In addition to precision and distance, another key advantage for ground troops is that they would no longer need to use a vehicle launcher for this effect. Pike gives them the ability to fire off some hefty precision firepower while dismounted.

How is it different?

Like it says in the name, RPGs, or Rocket Propelled Grenades, use rockets. Pike is amped up with a rocket, too. But it has a longer range with better accuracy.

The M320, for example, has a maximum firing range of about 1300 feet— and for maximum accuracy, with a regular grenade, the range is limited to about 500 feet.

On the other hand, Pike can deliver accuracy at about 8000 feet— so that gives warfighters the power to destroy threats with precision at 16 times further away than with an M320.

Precision firepower at a greater distance means keeping US warfighters safer. Generally, the farther away soldiers are while addressing a threat, the safer they are.
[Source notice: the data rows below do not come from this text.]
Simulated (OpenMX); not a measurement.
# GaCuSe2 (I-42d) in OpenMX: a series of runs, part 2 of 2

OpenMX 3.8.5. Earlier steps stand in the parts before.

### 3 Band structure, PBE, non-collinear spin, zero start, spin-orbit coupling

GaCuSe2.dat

Because it uses a rocket engine, Pike accelerates more slowly than bullets or an artillery shell. The rocket motor ignites several feet after launch. Reportedly, when the rocket kicks in, Pike is nearly smokeless, which helps to reduce the launch signature, keeps the location of warfighters concealed, and preserve an element of surprise too.

What’s next? Raytheon is further developing Pike so that it can be fired from small boats and ATVs, like a Polaris Defense RAZR.  It will also be able to fire from small drones.